Lets look at the algorithm in the question:
[(a + b) + abs(b - a)]/2
This has an addition and subtraction stages which are then fed to a second stage addition. The divide by 2 is trivial in hardware, it can be done by removing the LSB. However the two-stage full-adder/subtractor is pretty slow and gate-intensive, especially if you are cascading multiple caparisons like you are.
Building off of Wouter van Ooijen's answer, the generalized structure is a digital comparator feeding the select signal of a mux:

simulate this circuit – Schematic created using CircuitLab
The above schematic is for:
(A > B) ? A : B
but notice that it can be easily reconfigured for any comparison between the two inputs by making different logical connections between the comparator outputs and the mux select.
So if we know how to formulate the three outputs from the comparator, we can implement any comparison in hardware. Comparator logic is well described here. To optimize the hardware, we would just remove the logic driving the unused comparator outputs.
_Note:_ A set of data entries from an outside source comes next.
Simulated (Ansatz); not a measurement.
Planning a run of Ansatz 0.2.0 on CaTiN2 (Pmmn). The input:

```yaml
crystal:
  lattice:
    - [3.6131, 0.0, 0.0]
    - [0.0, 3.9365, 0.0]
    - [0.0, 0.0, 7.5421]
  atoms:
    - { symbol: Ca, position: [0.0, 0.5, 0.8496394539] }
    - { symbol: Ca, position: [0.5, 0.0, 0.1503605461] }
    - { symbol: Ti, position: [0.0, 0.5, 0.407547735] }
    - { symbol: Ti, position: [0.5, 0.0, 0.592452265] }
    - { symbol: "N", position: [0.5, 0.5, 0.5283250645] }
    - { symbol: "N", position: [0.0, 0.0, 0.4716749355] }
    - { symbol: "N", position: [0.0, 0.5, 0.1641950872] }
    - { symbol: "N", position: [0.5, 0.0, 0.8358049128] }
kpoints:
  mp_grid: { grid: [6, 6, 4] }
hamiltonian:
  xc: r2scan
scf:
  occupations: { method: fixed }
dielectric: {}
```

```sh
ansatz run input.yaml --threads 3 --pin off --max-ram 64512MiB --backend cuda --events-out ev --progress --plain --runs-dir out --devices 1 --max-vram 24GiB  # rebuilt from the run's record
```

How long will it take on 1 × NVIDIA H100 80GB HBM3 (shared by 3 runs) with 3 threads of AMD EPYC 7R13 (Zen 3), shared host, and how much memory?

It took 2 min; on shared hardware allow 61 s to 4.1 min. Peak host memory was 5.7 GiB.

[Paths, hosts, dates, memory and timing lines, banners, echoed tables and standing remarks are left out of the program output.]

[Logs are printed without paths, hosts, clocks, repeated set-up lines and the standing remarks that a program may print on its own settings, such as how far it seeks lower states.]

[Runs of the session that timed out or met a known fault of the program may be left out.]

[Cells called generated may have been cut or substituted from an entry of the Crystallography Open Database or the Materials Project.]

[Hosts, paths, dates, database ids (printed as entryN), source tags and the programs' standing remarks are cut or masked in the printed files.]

But in the end, if its going to hardware, it has to go through synthesis. So you shouldn't obsess over which gate-level scheme is optimal. Instead, optimize your code and algorithms so that you at least are not forcing the synthesizer to produce an inefficient result. "With some clever tricking the checking of the bit pairs can be combined with the muxer for the same bit pair," and the easiest way to perform this optimization is with synthesis.